Skip to main content
Blog.engineeringHow We Scaled Our Transaction Processing to 10,000 TPS
engineering10 min read

How We Scaled Our Transaction Processing to 10,000 TPS

The engineering challenges of building a high-throughput payment system that handles both traditional banking and blockchain settlement.

AK

Alex Kim

Senior Engineer · Jan 14, 2026

How We Scaled Our Transaction Processing to 10,000 TPS

When we hit 1,000 transactions per second, our original architecture started showing cracks. Here's how we rebuilt our transaction processing pipeline to handle 10,000 TPS without breaking a sweat.

The Original Architecture

Our v1 system was straightforward: a Node.js API server, a MySQL database, and synchronous processing. When a user initiated a transfer, the API handler would validate the request, check balances, create the transaction record, update both account balances, and return the result — all in a single database transaction.

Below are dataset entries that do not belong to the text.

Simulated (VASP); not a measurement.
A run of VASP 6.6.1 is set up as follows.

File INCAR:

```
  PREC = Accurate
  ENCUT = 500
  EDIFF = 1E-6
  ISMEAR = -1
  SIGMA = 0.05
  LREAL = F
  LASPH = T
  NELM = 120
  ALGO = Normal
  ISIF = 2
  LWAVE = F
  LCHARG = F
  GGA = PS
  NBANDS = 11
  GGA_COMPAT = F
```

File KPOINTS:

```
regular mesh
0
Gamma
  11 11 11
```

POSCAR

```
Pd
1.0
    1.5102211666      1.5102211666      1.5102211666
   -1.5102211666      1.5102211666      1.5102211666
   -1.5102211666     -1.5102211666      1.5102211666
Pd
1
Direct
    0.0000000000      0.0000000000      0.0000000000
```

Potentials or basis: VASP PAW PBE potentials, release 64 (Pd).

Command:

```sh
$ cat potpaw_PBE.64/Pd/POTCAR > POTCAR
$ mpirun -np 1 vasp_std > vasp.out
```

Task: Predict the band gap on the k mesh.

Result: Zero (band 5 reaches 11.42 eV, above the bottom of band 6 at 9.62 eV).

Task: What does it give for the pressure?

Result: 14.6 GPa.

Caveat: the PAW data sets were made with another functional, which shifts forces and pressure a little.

This worked well up to about 500 TPS. Beyond that, we started seeing lock contention on the accounts table. Two users sending money simultaneously would compete for row-level locks, and under high load, the average transaction time climbed from 50ms to over 2 seconds.

The Redesign

We broke the pipeline into three stages: validation, execution, and settlement. Each stage runs independently and communicates through an event queue.

**Validation** checks the request format, verifies the user's identity token, confirms the account exists, and performs a soft balance check (reading from a cached balance that's updated every second). If validation passes, the request enters the execution queue. This stage handles 15,000 requests per second because it's entirely read-only.

**Execution** is where the actual balance changes happen. We partition accounts across 16 execution workers based on a hash of the source account ID. This means two transactions from the same account always go to the same worker (preserving ordering), but transactions from different accounts execute in parallel. Each worker processes its queue sequentially, eliminating lock contention entirely.

**Settlement** handles the downstream effects: updating the transaction history, triggering notifications, syncing with our banking partners, and writing audit log entries. This stage is eventually consistent — a user might see their balance update before the transaction appears in their history, but the delay is typically under 500 milliseconds.

The Balance Cache

The soft balance check in the validation stage deserves special attention. We maintain a Redis cache of every account balance, updated by the execution workers after each transaction. The validation stage reads from this cache instead of hitting the database, which eliminates 80% of our database read load.

The cache is eventually consistent with the database, but we handle this carefully. If the cached balance shows $100 and the user tries to send $95, we allow it through to the execution stage, where the worker performs a hard balance check against the database. If the balance has changed (perhaps another transaction was processed between the cache read and the execution), the worker rejects the transaction and the user sees an insufficient funds error.

Idempotency at Scale

At 10,000 TPS, duplicate requests are inevitable — network retries, client-side double-clicks, and load balancer replays all contribute. Every transaction request includes a client-generated UUID. The execution worker checks this UUID against a Bloom filter before processing. If the UUID might exist (Bloom filters have false positives but no false negatives), it falls back to a database lookup. This two-tier approach handles 99.7% of duplicate checks without touching the database.

Monitoring and Alerting

We track p50, p95, and p99 latency for each pipeline stage. Our alert thresholds are: validation p99 > 100ms, execution p99 > 500ms, settlement p99 > 2 seconds. We also monitor queue depth — if any execution worker's queue exceeds 1,000 pending items, we trigger an auto-scaling event that spins up additional workers.

Results

After the redesign, our production metrics show: p50 latency of 45ms, p95 of 180ms, and p99 of 450ms at sustained 8,000 TPS. The system has handled bursts of 12,000 TPS during peak hours without degradation. Database CPU utilization dropped from 85% to 30%, and we eliminated the lock contention that was causing timeout errors for users.